This was announced by the chief minister Dr. Shürhozelie Liezietsu today while addressing a workshop on GST organised by the State’s Finance Department and Commissionerate of Taxes at the State Banquet Hall, Kohima, to familiarise law makers on the issues connected with the new taxation regime. The State cabinet is said to have approved the State GST Bill on May 26.
Stating that the introduction of GST will open a new era of indirect taxation structure and administration in India, Liezietsu expressed optimism that the new tax regime is also going to be a milestone for making the tax administration in Nagaland more effective and transparent and result in a beneficial effect on the consumers and the economy as a whole.
The imminent major reform in the taxation system of India has taken over a decade to be formulated and has been done through amendments of the Constitution. The enabling amendment titled the Constitution (122nd Amendment) Bill 2014 was passed by both the Houses of Parliament in August 2016 and later on, it was ratified by the states including the NLA on August 26, 2016. It was then notified as the Constitution (101st Amendment) Act 2016 in September last.
Following this in April this year, the central Acts on GST were passed by the Parliament and the Presidential assent was also obtained. The final step for implementation by the states is the passing and enactment of the respective state GST Bill by each of the state assemblies.
Chief minister Liezietsu said there is a multitude of indirect taxes that have been levied by both the centre and the states, creating a lot of complexities ever since India gained independence. A deeper analysis reveals the existence of inefficiency in the taxation system to a large degree, he stated.
“Our tax structure also leads to tax on tax, thereby making our businesses expensive and uncompetitive,” the chief minister said while pointing out that any product or item which is sold in the market and on which tax is imposed, passes through different types of indirect taxes at various points.
Elucidating this, he cited that a clothing item bought by a consumer in Nagaland initially gets taxed at the factory level by way of central excise by the Union government, then by way of CST when it goes from the manufacturer to wholesaler and from wholesaler to retailer, and finally when the consumer buys from the retailer it is taxed by the state under state sales tax or Value Added Tax (VAT).
In the present tax regime, he pointed out that if all the sale points were within the state, there will be some relief in the form of VAT wherein one is allowed to take credit for the tax already paid in the previous transaction. He, however, maintained that the tax structure does not provide any relief in the form of tax credit if the goods are manufactured somewhere else and reaches Nagaland after passing through many intermediate taxpaying sellers located in some other state(s).
“Realising the significant inadequacies of the present indirect taxation regime in the country, a simpler and unified system of taxation was initiated about one and a half decade ago at various forums, particularly at the central government level,” Liezietsu stated. He said this was to make the whole indirect taxation process more transparent and more effective and easier to implement.
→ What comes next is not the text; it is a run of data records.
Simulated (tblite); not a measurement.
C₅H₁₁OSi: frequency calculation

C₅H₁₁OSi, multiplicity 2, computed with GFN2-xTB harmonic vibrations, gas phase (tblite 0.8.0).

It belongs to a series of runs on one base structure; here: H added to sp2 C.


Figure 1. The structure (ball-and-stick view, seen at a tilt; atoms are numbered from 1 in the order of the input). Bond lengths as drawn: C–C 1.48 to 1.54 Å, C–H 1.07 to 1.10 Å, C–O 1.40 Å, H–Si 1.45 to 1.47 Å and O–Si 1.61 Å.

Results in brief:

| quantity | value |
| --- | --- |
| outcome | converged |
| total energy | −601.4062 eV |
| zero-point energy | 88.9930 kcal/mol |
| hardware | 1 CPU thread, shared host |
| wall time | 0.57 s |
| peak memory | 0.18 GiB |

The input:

The chief minister also highlighted that the GST is going to create a system, where one will be allowed to claim credit for the tax paid earlier, irrespective of the kind of indirect tax and also the place where it has been paid. Such a scenario, he maintained, will lead to avoidance of cascading of tax, thereby bringing down the cost of the product or service and will benefit the end consumer.
“This system will also check tax evasion since the trade and industry will benefit by coming under the GST system through a ‘self policing’ mechanism. In the process, the tax base is likely to expand and lead to more revenue collection,” he added. Further, he stated that due to the ‘destination principle,’ where taxation is on supply and consumption and not on manufacturing, a state like Nagaland which is pre-dominantly a consumer state will benefit.
While admitting that a rise in the tax collection in the State is expected under the new regime, he said in the event of loss of revenue, the State would be compensated for the shortfall in collection by the central government for the next 5 years, for which, the relevant Act has already been passed by the Parliament.
State Commissioner of Taxes, Asangba Chuba Ao, delivered a presentation on GST and explained the features of the new tax regime. Making a comparison between the current tax system and the GST, he highlighted that there is a lack of uniformity in different states, cascading effect of tax, dilemma between goods and services whereas, under the GST there will be one uniform tax for manufacturing, trading and services in different states.
The benefits of GST, the official explained, include decrease in inflation- reduce cascading of taxes and there will be overall reduction in prices; ease of doing business- common national market and benefits to small taxpayers; decrease in ‘black’ transactions- self regulating and non-intrusive electronic tax system; a more informed consumer- simplified tax regime and reduction of taxes; poorer states will gain- as it would become consumption based tax and CST will be abolished; and would promote ‘Make in India’ as exports would be ‘zero rated’ and protection of domestic industry (IGST) will be applied.
Answering a query raised by a legislator on whether Nagaland could be exempted from GST as taxation in the State goes beyond taxation by the government, the Commissioner replied that manufacturers will not sell their goods to any state that choose to remain outside GST.